New consolidated Wonder- Jackson facility needs a home

news@theeveningtimes.com

The West Memphis School District has big plans to combine two of its elementary schools under one roof with a brand new facility.

The question that the district and city officials attempted to answer last Thursday was where, exactly, would the new school be built.

While attempting to address the issue last Thursday afternoon, a bit of brinkmanship played out in West Memphis City Council chambers. City schools district-wide have undergone renovation and rehab in recent years and the schools on the southeast end of the city are next in line. Wonder Elementary and L.R. Jackson Elementary schools are being merged by the West Memphis School District.

School officials have narrowed their choices for the school’s location down to a final list. The site being discussed last week sits along the south side of East Broadway between 13th and 14th streets. Placing the school there would necessitate the district acquiring the city-owned Hightower Park and the currently-closed Roberta Jackson Neighborhood Center. In a bid to purchase the properties from the city, the school district offered the city $125,000 for the park and the boarded-up neighborhood center, along with a small 10-year-old building and three acres at Jackson Elementary.

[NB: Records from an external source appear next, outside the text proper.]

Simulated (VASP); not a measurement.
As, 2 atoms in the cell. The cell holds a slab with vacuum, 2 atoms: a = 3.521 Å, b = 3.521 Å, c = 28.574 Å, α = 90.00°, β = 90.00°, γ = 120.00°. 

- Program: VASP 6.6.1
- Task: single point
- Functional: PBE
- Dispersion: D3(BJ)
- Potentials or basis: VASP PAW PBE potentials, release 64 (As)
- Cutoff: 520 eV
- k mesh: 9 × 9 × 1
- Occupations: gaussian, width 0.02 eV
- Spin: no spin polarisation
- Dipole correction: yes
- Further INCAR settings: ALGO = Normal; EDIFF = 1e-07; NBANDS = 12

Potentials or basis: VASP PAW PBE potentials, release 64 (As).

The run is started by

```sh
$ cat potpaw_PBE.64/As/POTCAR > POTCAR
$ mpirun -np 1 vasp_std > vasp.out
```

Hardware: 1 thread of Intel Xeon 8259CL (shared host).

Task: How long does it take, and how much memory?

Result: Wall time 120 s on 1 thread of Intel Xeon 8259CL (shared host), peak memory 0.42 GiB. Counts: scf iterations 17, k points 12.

Mayor Bill Johnson had been instructed by City Council to negotiate a better deal with the school district and at the meeting came back with a counter offer. He said time was of the essence for the school board. The school board’s own realtor’s synopsis eliminated consideration for moving the school south a block because negotiations and legal work “could potentially take us past the start deadline the state has established.” The mayor told city council that the school district had issued a 4 p.m. deadline that afternoon, just a few hours after the council convened for the meeting that day.

“We’ve been talking about this quite a while,” said Johnson. “They are running against their time limit on getting their money from the state.”

Councilman James Pulliaum countered the offer, upping it to $200,000 plus a small building on the southwest corner of the existing Jackson Elementary campus, at the same time voicing a complaint about the process.

“We’ve had plenty of time to do what we needed to do, but none of us did anything,” said Pulliaum. “The schools have, too. I’ve been following this for over a year. This is not even a fair market price for it.” Pulliaum pointed to the cost for a block fronting the 500 block of Broadway the city just purchased for its new library for comparable pricing.

“It added up to $500,000, so why are we going to sit here and take this kind of money, a $125,000 for all of it?” asked Pulliaum.

Councilman Willis Mondy said the location wasn’t what the community had hoped for. The Broadway frontage was considered too hazardous with traffic volume.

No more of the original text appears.